Depletion of groundwater in the San Joaquin Valley is having wide-ranging effects not just on the agricultural industry and the environment, but also on the very earth beneath our feet. Massive changes in groundwater levels in the southern Central Valley are changing the stresses on the San Andreas Fault, according to recently published research.
Researchers have known for some time that human activity can be linked to localized seismic effects. In particular, much of the debate about fracking in California in the past few years has centered on evidence that the process of injecting large volumes of liquid underground can lubricate fault lines and increase local earthquake risk.
Now geophysicists in Washington, California and Nevada have gathered evidence that human activity can have much farther-reaching seismic consequences.

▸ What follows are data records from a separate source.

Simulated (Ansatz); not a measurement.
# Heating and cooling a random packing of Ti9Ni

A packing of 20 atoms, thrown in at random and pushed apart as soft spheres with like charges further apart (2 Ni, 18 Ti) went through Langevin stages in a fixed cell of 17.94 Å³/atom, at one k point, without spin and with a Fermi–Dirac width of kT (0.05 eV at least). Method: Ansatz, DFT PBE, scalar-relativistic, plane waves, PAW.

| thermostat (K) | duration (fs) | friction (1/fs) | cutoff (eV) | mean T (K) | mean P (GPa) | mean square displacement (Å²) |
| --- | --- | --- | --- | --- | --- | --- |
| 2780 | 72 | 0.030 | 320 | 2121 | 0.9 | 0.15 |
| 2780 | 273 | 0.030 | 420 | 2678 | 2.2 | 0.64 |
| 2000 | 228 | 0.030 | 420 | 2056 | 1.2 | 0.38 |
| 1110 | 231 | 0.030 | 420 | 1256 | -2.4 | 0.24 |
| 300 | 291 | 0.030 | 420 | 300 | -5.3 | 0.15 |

This research was spurred by the observation that the southern Sierra Nevadas and the Coastal Ranges are rising by 1 to 3 millimeters a year. Geologists have been observing this movement, which they call uplift, using a network of GPS sensors planted along these mountain ranges. They’ve batted around theories about why it might be happening, with no clear answer.
“It looks like there’s a big bullseye of uplift in the mountains surrounding the south Central Valley,” said Colin Amos, a geologist at Western Washington University in Bellingham.
Ten years of satellite data show that groundwater use in the Central Valley is outpacing its replenishment, a trend that is intensifying in the current drought. Amos wondered if the two things might be connected. “What if uplift in the mountains is a response to sucking water out of the ground?” Amos said.
Amos and his collaborators found something that goes deeper than that — something that could look to a paranoid environmentalist like a grand unified theory of California problems: drought, water use, and earthquake risk. “We found a link between what humans are doing on the ground and the rate of earthquakes,” Amos said. His data and model were published in the international scientific journal Nature.